By the end of the year, China is finally expected to implement the quotas for corn, wheat and rice as it agreed to do about 20 years ago, but it may not be a cause for celebration for American farmers.
It’s been more than two years since the U.S. Trade Representative filed a suit in the World Trade Organization against China, claiming the country never properly implemented the tariff rate quotas it agreed to for corn, wheat and rice.
The U.S. recently won that case and China declined to appeal, handing U.S. farmers and exporters an apparent victory — but maybe not if the U.S.-China trade war continues to rage. China is levying a 25% tariff on U.S. corn, wheat and rice in retaliation for U.S. tariffs.
“We could have a situation where we actually make this damn TRQ work and it benefits our competitors as long as those tariffs are in place,” said a U.S. grain industry source, who spoke to Agri-Pulse on condition of anonymity.
The tariff rate quotas China agreed to when it joined the World Trade Organization in 2001 don’t specify which country would benefit, but it was always generally assumed that the U.S. would benefit the most by selling millions of tons more grain to the Chinese.
China agreed to a 9.64-million-metric-ton quota for wheat, a 7.2-million-metric-ton quota for corn, a 2.66-million-metric-ton quota for long grain rice and a 2.66-million-metric-ton quota for short and medium grain rice when it joined the WTO.
But China’s “opaque and unpredictable management of the TRQs” violated the countries promises and effectively shut out U.S. grains, the USTR charged when it filed a complaint with the WTO in September 2016.
“China’s failure to comply with WTO rules means that traders are not able to enjoy full access to China’s tariff-rate quotas,” the USTR said at the time. “Despite lower global prices that favor the importation of grains into China, the TRQs for each commodity persistently do not fill.”

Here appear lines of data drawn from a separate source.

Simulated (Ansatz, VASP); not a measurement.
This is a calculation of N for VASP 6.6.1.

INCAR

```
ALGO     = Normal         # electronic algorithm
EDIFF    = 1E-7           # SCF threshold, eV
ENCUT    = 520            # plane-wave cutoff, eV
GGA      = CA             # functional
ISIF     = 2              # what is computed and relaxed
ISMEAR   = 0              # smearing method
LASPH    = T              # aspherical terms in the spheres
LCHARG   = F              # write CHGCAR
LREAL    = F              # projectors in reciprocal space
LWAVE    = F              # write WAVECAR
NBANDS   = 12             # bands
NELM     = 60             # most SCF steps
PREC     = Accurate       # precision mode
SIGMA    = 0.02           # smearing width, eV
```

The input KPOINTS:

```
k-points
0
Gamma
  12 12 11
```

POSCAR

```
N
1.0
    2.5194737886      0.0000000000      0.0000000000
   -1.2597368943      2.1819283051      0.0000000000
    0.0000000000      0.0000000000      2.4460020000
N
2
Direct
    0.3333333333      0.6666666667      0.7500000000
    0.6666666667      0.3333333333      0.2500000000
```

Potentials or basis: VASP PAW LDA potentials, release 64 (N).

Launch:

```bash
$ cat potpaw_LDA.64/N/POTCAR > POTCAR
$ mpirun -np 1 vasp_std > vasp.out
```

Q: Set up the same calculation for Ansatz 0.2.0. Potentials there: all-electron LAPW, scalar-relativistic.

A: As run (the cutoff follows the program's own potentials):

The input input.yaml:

The win this year at the WTO was supposed to fix the system and allow U.S. grains to flow into China through the TRQs. That may no longer be the case, U.S. government and industry officials worry.
China has already shown it’s not as dependent on U.S. crops as many had hoped, buying Ukrainian corn, Canadian wheat, Dutch pork and Brazilian soybeans in larger quantities since the trade war has progressed over the past year. Even U.S. exports of crops like walnuts, oranges, almonds, cherries, apples and peaches have suffered.
China has been diversifying its agricultural suppliers as the Trump administration ratcheted up the trade war, telling farmers here they have to rely less on China and sell more of their commodities to the European Union, the bloc of countries that’s already in a separate trade battle with the U.S. over steel, aluminum and potentially auto tariffs.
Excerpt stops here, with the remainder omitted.